The "official" version is the one you find in school books, history books and on Wikipedia. Those three sources are in remarkably good accordance with one another on basically any and all aspects of German WW2 and post WW2 history. I don't know why you'd want us to summarize it for you, André.

Concerning your favorite aspect, the fugitive Nazis who didn't just adopt me identities and lead unremarkable lives in Germany, but left Germany for other shores: Those aren't the subject of history much, because so little is known of them. They went to god knows where, stayed there, and I assume for the most part also led more or less unremarkable lives as traders, doctors, lawyers, ranchers or business people. But they are (well, were) the subject of countless sensational stories which are for the most part unsubstantiated. I don't follow those. The ones who went to South America didn't have any discernible influence on German affairs post 1945 except through the aforementioned sensational stories.

Now, if you please, you promised to look up the sources for your claims concerning German pre WW2 patents which you claim weren't all voided after WW2. I'd like to see those before I contribute any further to this thread.
 
I assume the short version is Germany and Europe recovered from destruction rather fast.
 
For typical school education I'd say you get a certain level of glossing over the fact that Soviet-controlled Germany was a bit more thorough in Denazification, that Germany wasn't always ready to acknowledge its WW2 guilt; there's little general debate about themes like "Ostvertreibung" (too easy to get apologetic about), economic explanations move pretty quickly and superficially through the Marshal Plan, "Soziale Marktwirtschaft" and German-French European cooperation. Politically there's usually just a bit of "there were occupation zones and then there weren't after a while, also we didn't manage to get rid of the Saarland". Maybe a bit about the new Grundgesetz und how it's much better than the Weimarer constitution was. There's some "favorite" topics picked out like Trümmerfrauen, but other bits get completely ignored. Lastly every child has to swear an oath to keep all information on German moon bases secret.
 
Constructive US involvement and the Marshall plan is what allowed Germany and Western Europe to recover.

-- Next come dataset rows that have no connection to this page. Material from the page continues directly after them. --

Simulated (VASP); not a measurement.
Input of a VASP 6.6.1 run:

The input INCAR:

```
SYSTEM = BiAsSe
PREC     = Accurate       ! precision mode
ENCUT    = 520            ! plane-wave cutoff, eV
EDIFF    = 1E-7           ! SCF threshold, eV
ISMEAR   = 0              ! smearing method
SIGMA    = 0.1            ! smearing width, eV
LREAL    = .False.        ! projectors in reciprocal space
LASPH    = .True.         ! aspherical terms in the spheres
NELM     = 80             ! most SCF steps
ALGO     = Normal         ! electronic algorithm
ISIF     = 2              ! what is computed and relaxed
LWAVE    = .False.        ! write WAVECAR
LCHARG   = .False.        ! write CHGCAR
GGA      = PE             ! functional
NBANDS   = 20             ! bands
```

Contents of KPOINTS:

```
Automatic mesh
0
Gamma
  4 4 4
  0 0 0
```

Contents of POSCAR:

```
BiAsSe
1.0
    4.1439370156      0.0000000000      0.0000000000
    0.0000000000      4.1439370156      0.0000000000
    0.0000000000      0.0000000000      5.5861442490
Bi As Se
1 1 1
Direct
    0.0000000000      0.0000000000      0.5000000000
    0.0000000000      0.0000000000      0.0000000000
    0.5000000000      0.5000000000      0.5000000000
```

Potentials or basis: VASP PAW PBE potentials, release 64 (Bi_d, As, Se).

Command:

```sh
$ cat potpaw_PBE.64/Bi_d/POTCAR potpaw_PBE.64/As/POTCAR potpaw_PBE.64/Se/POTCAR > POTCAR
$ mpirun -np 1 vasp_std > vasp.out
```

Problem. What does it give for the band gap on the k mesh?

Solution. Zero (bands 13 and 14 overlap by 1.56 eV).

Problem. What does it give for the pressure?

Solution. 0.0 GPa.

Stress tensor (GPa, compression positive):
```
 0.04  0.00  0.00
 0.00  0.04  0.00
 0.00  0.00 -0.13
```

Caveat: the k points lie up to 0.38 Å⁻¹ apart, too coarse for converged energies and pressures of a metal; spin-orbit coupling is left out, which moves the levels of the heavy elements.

There would have been a conflict between the West and the USSR even in the absence of WW2 due to the revolutionary nature of communist ideology and the kind of parties supported by the USSR. It might have stayed cold as Stalin was cautious and only expanded when there was a power vacuum or it might have gone hot in the absence of clear US leadership.
 
Yeah, this.

The "official" version is the one you find in school books, history books and on Wikipedia. Those three sources are in remarkably good accordance with one another on basically any and all aspects of German WW2 and post WW2 history. I don't know why you'd want us to summarize it for you, André.

Concerning your favorite aspect, the fugitive Nazis who didn't just adopt me identities and lead unremarkable lives in Germany, but left Germany for other shores: Those aren't the subject of history much, because so little is known of them. They went to god knows where, stayed there, and I assume for the most part also led more or less unremarkable lives as traders, doctors, lawyers, ranchers or business people. But they are (well, were) the subject of countless sensational stories which are for the most part unsubstantiated. I don't follow those. The ones who went to South America didn't have any discernible influence on German affairs post 1945 except through the aforementioned sensational stories.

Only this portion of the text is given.